Having stayed up to watch the President-reelect’s acceptance speech—Mr. President, you couldn’t have pushed that up half an hour?—I am exhausted, probably too exhausted to say anything particularly insightful. (Not that it would automatically be otherwise if I were well-rested.)

But I’m also delighted. Looking at a map of the country, I am hard pressed to see how things could have gone much better. It’s not just that Obama won, but that he won in some places he wasn’t expected to—Virginia, for example, and probably Florida. That drives the pro-‘bama message home. And he won in states that were thought to be possibly up for grabs—New Hampshire and Pennsylvania, Colorado and Nevada. And he was competitive in states where he wasn’t expected to be: North Carolina, for example.

It will be hard for the Republicans—though not impossible!—to not get the message. (Already you hear some Republicans talking about how the party does better when it runs a more purist, more conservative candidate. Oh, bullshit.) The party must become more centrist, more inclusive, more tolerant, if it is not to become irrelevant. Trying to turn back the clock on women’s rights…preaching bigotry against gays….encouraging Latinos to deport themselves…this is a losing game. And isn’t the fact that this strategy did not pay off for the GOP deeply reassuring?

So, yes, I’m encouraging the Republicans to become more like the Democrats. What ideological differences will be left for them? Well, differences about the role of government and what drives the economy. Is that enough for a political party to recapture a majority? I’m not sure—but it can’t be a worse approach than that of the current GOP.

Considering the election results, I’m struck by just how much there was at stake. For social purposes, it felt important to me that our first black president was reelected; that his election not be seen as some sort of anti-GWB fluke. Then there was the preservation of Obamacare, which strikes me as profoundly important. I expect that in some years we will wonder what all the fuss against it was about, anyway. The Supreme Court. Civil rights for gays and women. A more welcoming approach to Latinos and, I hope, an end to the harsh and racist laws now in existence or being proposed in some conservative states. A progressive attitude towards the enviornment, and a recognition of the need to fight climate change.

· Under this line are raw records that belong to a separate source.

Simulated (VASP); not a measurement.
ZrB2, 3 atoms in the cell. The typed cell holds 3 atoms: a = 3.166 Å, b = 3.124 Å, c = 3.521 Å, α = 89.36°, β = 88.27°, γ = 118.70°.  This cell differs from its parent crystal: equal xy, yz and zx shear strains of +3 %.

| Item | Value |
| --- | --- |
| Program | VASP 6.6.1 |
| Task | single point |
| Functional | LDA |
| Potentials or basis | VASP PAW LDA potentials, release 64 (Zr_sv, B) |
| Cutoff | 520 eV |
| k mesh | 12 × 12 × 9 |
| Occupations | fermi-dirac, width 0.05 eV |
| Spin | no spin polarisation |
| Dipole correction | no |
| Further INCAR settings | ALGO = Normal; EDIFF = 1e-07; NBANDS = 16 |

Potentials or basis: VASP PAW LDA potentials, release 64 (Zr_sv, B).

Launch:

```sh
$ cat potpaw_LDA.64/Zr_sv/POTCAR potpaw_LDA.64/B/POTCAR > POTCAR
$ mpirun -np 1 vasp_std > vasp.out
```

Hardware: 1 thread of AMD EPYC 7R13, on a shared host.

I also look at some of the Republicans who were beaten last night—Richard Mourdock, Todd Akins, Linda McMahon, Allen West—and I think that this is a very important sign in terms of what kind of country we want to have. Do we want to elect politicians who preach division and ignorance? Do we want to reward secretive billionaires who pump money into our political system without attribution or integrity? Or do we want to elect calmer, more rational minds who might actually be able to help solve some of the country’s problems? After last night, it seems like the latter is true.

I’m also delighted that this is a major political setback for Paul Ryan, a pseudo-intellectual of the most dangerous type—an ideologue convinced of his own rightness because everybody around him keeps telling him how smart he is, evidence to the contrary. Not only will he not be vice-president, but he couldn’t even help Romney carry his home state of Wisconsin. Fantastic. Everything that weakens Paul Ryan’s political power is good for the country.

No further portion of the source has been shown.